Opinion
Computing Applications Viewpoints

Research Evaluation For Computer Science

Reassessing the assessment criteria and techniques traditionally used in evaluating computer science research effectiveness.
Posted
  1. Introduction
  2. Research Evaluation
  3. Computer Science
  4. The CS Publication Culture
  5. Bibliometry
  6. CS Coverage in Major Databases
  7. Assessment Formulae
  8. Assessing Assessment
  9. Authors
  10. Footnotes

Academic culture is changing. The rest of the world, including university management, increasingly assesses scientists; we must demonstrate worth through indicators, often numeric. While the extent of the syndrome varies with countries and institutions, La Fontaine’s words apply: "not everyone will die, but everyone is hit." Tempting as it may be to reject numerical evaluation, it will not go away. The problem for computer scientists is that assessment relies on often inappropriate and occasionally outlandish criteria. We should at least try to base it on metrics acceptable to the profession.

In discussions with computer scientists from around the world, this risk of deciding careers through distorted instruments comes out as a top concern. In the U.S. it is mitigated by the influence of the Computing Research Association’s 1999 "best practices" report.a In many other countries, computer scientists must repeatedly explain the specificity of their discipline to colleagues from other areas, for example in hiring and promotion committees. Even in the U.S., the CRA report, which predates widespread use of citation databases and indexes, is no longer sufficient.

Informatics Europe, the association of European CS departments,b has undertaken a study of the issue, of which this Viewpoint column is a preliminary result. Its views commit the authors only. For ease of use the conclusions are summarized through 10 concrete recommendations.

Our focus is evaluation of individuals rather than departments or laboratories. The process often involves many criteria, whose importance varies with institutions: grants, number of Ph.D.s and where they went, community recognition such as keynotes at prestigious conferences, best paper and other awards, editorial board memberships. We mostly consider a particular criterion that always plays an important role: publications.

Back to Top

Research Evaluation

Research is a competitive endeavor. Researchers are accustomed to constant assessment: any work submitted—even, sometimes, invited—is peer-reviewed; rejection is frequent, even for senior scientists. Once published, a researcher’s work will be regularly assessed against that of others. Researchers themselves referee papers for publication, participate in promotion committees, evaluate proposals for funding agencies, answer institutions’ requests for evaluation letters. The research management edifice relies on assessment of researchers by researchers.

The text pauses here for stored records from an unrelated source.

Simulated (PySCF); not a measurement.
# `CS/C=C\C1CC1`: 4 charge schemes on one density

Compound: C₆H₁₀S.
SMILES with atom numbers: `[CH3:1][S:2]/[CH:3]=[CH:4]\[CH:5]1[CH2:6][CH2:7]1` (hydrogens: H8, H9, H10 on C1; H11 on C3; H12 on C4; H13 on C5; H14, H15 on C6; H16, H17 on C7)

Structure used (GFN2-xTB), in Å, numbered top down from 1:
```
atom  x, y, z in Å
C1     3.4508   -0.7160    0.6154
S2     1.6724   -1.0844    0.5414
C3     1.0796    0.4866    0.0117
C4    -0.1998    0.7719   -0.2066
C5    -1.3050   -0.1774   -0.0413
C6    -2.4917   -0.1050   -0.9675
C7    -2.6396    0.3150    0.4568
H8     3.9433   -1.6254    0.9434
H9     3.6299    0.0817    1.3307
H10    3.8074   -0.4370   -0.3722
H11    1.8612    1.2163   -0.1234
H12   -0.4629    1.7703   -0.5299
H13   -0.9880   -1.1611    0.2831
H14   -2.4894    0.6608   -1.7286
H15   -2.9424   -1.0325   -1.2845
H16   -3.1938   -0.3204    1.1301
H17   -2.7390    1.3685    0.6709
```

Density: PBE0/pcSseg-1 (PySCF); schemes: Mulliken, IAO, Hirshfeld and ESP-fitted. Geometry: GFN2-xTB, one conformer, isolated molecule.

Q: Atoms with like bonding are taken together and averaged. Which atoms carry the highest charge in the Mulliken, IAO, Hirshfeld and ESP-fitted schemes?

Criteria must be fair (to the extent possible for an activity circumscribed by the frailty of human judgment); openly specified; accepted by the target scientific community. While other disciplines often participate in evaluations, it is not acceptable to impose criteria from one discipline on another.

Back to Top

Computer Science

Computer science concerns itself with the representation and processing of information using algorithmic techniques. (In Europe the more common term is Informatics, covering a slightly broader scope.) CS research includes two main flavors, not mutually exclusive: Theory, developing models of computations, programs, languages; Systems, building software artifacts and assessing their properties. In addition, domain-specific research addresses specifics of information and computing for particular application areas.

CS research often combines aspects of engineering and natural sciences as well as mathematics. This diversity is part of the discipline’s attraction, but also complicates evaluation.

Across these variants, CS research exhibits distinctive characteristics, captured by seminal concepts: algorithm, computability, complexity, specification/implementation duality, recursion, fixpoint, scale, function/ data duality, static/dynamic duality, modeling, interaction…Not all scientists from other disciplines realize the existence of this corpus. Computer scientists are responsible for enforcing its role as basis for evaluation:

1. Computer science is an original discipline combining science and engineering. Researcher evaluation must be adapted to its specificity.

Back to Top

The CS Publication Culture

In the computer science publication culture, prestigious conferences are a favorite tool for presenting original research—unlike disciplines where the prestige goes to journals and conferences are for raw initial results. Acceptance rates at selective CS conferences hover between 10% and 20%; in 2007–2008:

  • ICSE (software engineering): 13%
  • OOPSLA (object technology): 19%
  • POPL (programming languages): 18%

Journals have their role, often to publish deeper versions of papers already presented at conferences. While many researchers use this opportunity, others have a successful career based largely on conference papers. It is important not to use journals as the only yardsticks for computer scientists.

Books, which some disciplines do not consider important scientific contributions, can be a primary vehicle in CS. Asked to name the most influential publication ever, many computer scientists will cite Knuth’s The Art of Computer Programming. Seminal concepts such as Design Patterns first became known through books.


The research management edifice relies on assessment of researchers by researchers.


2. A distinctive feature of CS publication is the importance of selective conferences and books. Journals do not necessarily carry more prestige.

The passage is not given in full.